In Wyoming, state lawmakers rejected a similar bill, but around two dozen other states are considering such measures to have stricter rules.

In Kentucky, state Rep. Lonnie Napier, R-Lancaster, is the bill’s sponsor. He says here is too much fraud in the welfare system and his proposal would help get recipients off illegal drugs.

“People are abusing the system and using say for instance a lot of cases their food stamps and trading them for drugs. It’s just not fair for the taxpayers to have to keep up an illegal drug habit. And also, what I’m trying to do is help families and children that live in the homes where this is going on,” he says.

The legislation has support in both parties and dozens of co-sponsors, including House Speaker Greg Stumbo, D-Prestonsburg. It is scheduled to have a hearing on Thursday, however, House Health and Welfare Committee Chairman Tom Burch, D-Louisville, has only put the bill up for discussion and won’t allow a vote to be taken.

Burch says there are some people who abuse the system, but that most welfare recipients are struggling to stay above water financially and the measure would fail a court challenge.

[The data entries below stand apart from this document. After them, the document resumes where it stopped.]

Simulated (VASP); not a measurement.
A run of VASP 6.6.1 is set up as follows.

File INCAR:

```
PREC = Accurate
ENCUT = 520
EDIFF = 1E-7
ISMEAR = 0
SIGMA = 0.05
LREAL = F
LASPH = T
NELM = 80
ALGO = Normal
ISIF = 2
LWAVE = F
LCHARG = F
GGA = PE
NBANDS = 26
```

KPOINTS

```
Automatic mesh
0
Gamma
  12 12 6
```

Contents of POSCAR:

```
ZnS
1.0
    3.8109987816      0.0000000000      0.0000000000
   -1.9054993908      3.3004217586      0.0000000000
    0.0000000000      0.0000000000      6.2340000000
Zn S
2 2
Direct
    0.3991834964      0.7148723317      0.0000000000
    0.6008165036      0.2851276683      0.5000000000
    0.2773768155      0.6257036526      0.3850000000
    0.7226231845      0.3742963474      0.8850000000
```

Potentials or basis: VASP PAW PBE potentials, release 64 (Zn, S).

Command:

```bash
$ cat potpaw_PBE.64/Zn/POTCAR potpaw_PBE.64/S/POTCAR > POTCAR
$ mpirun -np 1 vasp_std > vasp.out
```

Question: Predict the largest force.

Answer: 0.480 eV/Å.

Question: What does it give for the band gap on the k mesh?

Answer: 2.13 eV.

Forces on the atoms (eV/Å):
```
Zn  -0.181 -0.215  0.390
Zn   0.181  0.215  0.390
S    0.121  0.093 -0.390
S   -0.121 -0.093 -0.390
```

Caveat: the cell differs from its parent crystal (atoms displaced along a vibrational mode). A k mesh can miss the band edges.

“The bill quite frankly is unconstitutional,” he says. “On its surface it sounds great: get deadbeats off the taxpayers back. But only a very small percentage of people are abusers of the welfare system. And why would I penalize 97 percent of the people for 3 percent?”

In Florida, the law requires all public assistance applicants be drug tested and the American Civil Liberties Union is challenging the measure in court.

Critics have added the proposal unfairly targets the poor, stigmatizes welfare recipients and could possibly hurt their children. But Napier argues he is trying to help families plagued by drugs and that this law would weed out abuse.

Under Napier’s proposal, adults on welfare would be subject to random testing if probable cause was found by a caseworker. It would give recepients a 60-day grace period to enter a drug treatment program if they test positive and would require those individuals to pay for the test.

After two months, individuals must show evidence of having entered a drug rehab program within two weeks, during which time, benefits may be suspended and transferred to another adult if the individuals have children.

“He’s picking on the poor. He’s not picking on the rich,” says Burch. “Why not have every business that takes government subsidies have their employees tested twice a year? What’s the difference whether you got business welfare or people welfare? I’m not going to single out the poor and have them take the brunt of it.”

Napier says Kentucky lawmakers would pass his bill in the Democratic-controlled House if Burch gives if a fair chance. He criticized the process and said committee chairman shouldn’t be able to unilaterally block the legislation.

“I’ll tell you I don’t think any one person should have that kind of power. People don’t like that in Washington, they don’t like it in Kentucky and I think it should be heard and an up or down vote taken,” he says.